Senior government officials are incredibly nervous about legislative proposals aimed at making them more accountable and making it easier to fire corrupt or inefficient workers, and say these ideas will likely prompt many of them to retire early rather than risk being fired.
The Senior Executives Association, which represents senior executive service (SES) officials in the government, released a report Wednesday that said almost none of the nearly 500 current and former SES workers polled believe these "at will" employment proposals are a good idea. Some said the accountability measures would create a culture of "fear" in the government, while others said it would no longer be worth working for the government with these changes in place.
"Passage of at will legislation will undermine the merit system and create a culture of fear and intimidation that will inhibit excellence," one official told the group.
"I'm reconsidering my career plans," said another. "I can't afford to put my compensation at risk while I still have kids in school."

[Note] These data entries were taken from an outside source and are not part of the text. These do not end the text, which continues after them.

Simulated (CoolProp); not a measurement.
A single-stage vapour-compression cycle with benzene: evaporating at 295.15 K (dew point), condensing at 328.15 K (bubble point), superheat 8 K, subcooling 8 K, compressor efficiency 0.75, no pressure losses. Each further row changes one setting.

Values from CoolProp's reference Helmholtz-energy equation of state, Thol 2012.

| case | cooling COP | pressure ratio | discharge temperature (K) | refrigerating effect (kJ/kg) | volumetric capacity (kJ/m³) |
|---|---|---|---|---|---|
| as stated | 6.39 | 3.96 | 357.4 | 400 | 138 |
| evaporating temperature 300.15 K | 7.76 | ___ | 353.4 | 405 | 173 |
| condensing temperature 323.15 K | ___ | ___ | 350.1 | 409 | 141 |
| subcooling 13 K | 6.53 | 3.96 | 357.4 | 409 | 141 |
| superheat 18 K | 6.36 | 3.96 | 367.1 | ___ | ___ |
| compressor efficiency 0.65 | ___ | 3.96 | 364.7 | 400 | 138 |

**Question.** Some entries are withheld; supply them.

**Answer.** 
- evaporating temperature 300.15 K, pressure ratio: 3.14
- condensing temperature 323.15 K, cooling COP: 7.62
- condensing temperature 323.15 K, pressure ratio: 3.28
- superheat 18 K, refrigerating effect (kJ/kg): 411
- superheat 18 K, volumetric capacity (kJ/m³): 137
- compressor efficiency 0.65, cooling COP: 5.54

"At will" proposals and other bills aimed at improving accountability have been introduced in the wake of serious performance problems at the IRS, the Department of Veterans Affairs and other federal agencies. Those events prompted some members of Congress to propose ways to allow for the quick firing of senior officials who are found to be corrupt, negligent or inefficient.
But the Senior Executives Association seemed to downplay those problems in their report, with language that seemed to dismiss the idea that real scandals have taken place in those agencies.
"The advent of highly publicized 'scandals' and alleged mismanagement involving senior level officials arising at the Department of Veterans Affairs, Internal Revenue Service, and the General Service Administration has led to increased congressional oversight of and demands for reforms in senior executive pay, employment security and accountability at these agencies as well as legislative proposals that would bring about government-wide system changes, including allowing agencies to terminate career SES employees with minimal or no due process," the report said.
The group's president, Carol Bonosaro, told TheBlaze that quotes were used around the word "scandals" because that's how the press refers to them, even though very few officials have been fired over these events.
"In fact, for example, only one executive at GSA was found to have engaged in wrongdoing with regard to the Las Vegas conference, by violating procurement regulations," she said. "At VA, to our knowledge, the only executive who was fired whose case is public because of her appeal to the MSPB was fired due to the improper acceptance of gifts from a contractor."
But many members of Congress have said the absence of any significant firings at these agencies is itself a part of the ongoing scandal. For example, Congress has passed legislation allowing the VA secretary to immediately fire officials for cause, a change that had overwhelming support in both parties after evidence was found that hundreds of top officials at the VA were involved in a scheme to deny veterans access to health care.
Members of Congress have criticized the VA for failing to use that law to fire anyone involved in the scandal yet — a handful have been fired, but others have been allowed to retire, and even those fired were officially let go for reasons other than the health care scandal.
Still, SES workers told the Senior Executives Association that there is nothing to like at all about these sorts of legislative changes. The report made five key findings, including that senior officials "overwhelmingly" see these changes as a bad idea.
When current senior officials were asked, 92.4 percent of those surveyed said it was a bad idea, and only 5 percent said it was a good idea. Most also agreed that it would be harder to keep good workers in the government, and that many would quickly look to retire.
Last year's VA law included a process that senior officials can use to appeal decisions that she should be removed, and some VA officials targeted for removal have used this process to their benefit. Still, many senior government workers seem to believe that these legal changes would allow them to be fired for any reason at all, including that their boss just doesn't like them.
"Members of the SES who are top performers, but not the personal pick of a new political, will find themselves out on the street with a 'poor performer' label," one official said.
"I would not have entered the SES eight years ago and made the sacrifices I've made, if I knew I could be replaced at the whim of agency leadership or as a result of personal bias," said another.
Others indicated that the chance of being removed no longer makes government work worthwhile at all. "This is moral busting and career threatening to me," one said.
The other key findings from the report are that accountability laws would make it harder to recruit people for the SES, and would hurt "innovation" within the government. The report said the proposals would "be harmful to the efficiency, effectiveness, integrity, productivity, innovation and operational stability of the government, as well as the public's confidence in it."